Art in America, April, 2004 by Barry Schwabsky

I suppose it was inevitable. When a friend asked what I was working on and I said, "I'm trying to write about masochism," she replied, "Isn't that tautological?" Masochism is one of those topics that's hard to mention without prompting a joke. You needn't be a doctrinaire Freudian to recognize that this is because it's a topic that makes people nervous. But besides the fact that it involves sexual activity of a sort psychoanalytically deemed perverse, there may be another reason why masochism makes people nervous--the fact that talking about it always ends up involving the speaker in paradoxes, contradictions and, in fact, tautologies.
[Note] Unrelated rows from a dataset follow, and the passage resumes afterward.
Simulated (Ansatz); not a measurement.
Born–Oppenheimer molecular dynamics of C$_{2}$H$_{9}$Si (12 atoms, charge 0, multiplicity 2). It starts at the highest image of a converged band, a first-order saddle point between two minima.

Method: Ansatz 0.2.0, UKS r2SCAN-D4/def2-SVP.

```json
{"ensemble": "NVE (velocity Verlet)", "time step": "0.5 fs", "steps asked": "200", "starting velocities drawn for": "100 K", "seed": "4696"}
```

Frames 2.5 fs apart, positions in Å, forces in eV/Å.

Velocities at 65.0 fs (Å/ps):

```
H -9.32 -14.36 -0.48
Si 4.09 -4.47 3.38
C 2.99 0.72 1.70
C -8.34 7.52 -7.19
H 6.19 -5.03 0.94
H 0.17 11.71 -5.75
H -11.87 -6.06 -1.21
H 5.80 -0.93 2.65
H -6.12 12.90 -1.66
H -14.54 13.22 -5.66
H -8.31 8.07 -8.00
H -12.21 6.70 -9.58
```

Even Gilles Deleuze, in his classic essay on Leopold von Sacher-Masoch (1836-1895), can't help passing on the "popular joke" that "tells of the meeting between a sadist and a masochist; the masochist says: 'Hurt me.' The sadist replies: 'No.'" (1) In fact, Deleuze gets so nervous that he has to distance himself by remarking that what he's just related is "a particularly stupid joke," as if he didn't notice how it supports his assertion, elsewhere in the essay, that sadism and masochism are not complementary practices but two distinct structures. Despite their alleged common basis in the concomitance of pleasure and pain, he says, "the concurrence of sadism and masochism is fundamentally one of analogy only; their processes and their formations are completely different," and so the Freudian construct of "sadomasochism" is a mirage. (2) Still, it's not easy to speak of masochism for long without invoking sadism, and vice versa. "Sade and Masoch are not merely cases among others," Deleuze says, "they both have something essential to teach us." (3)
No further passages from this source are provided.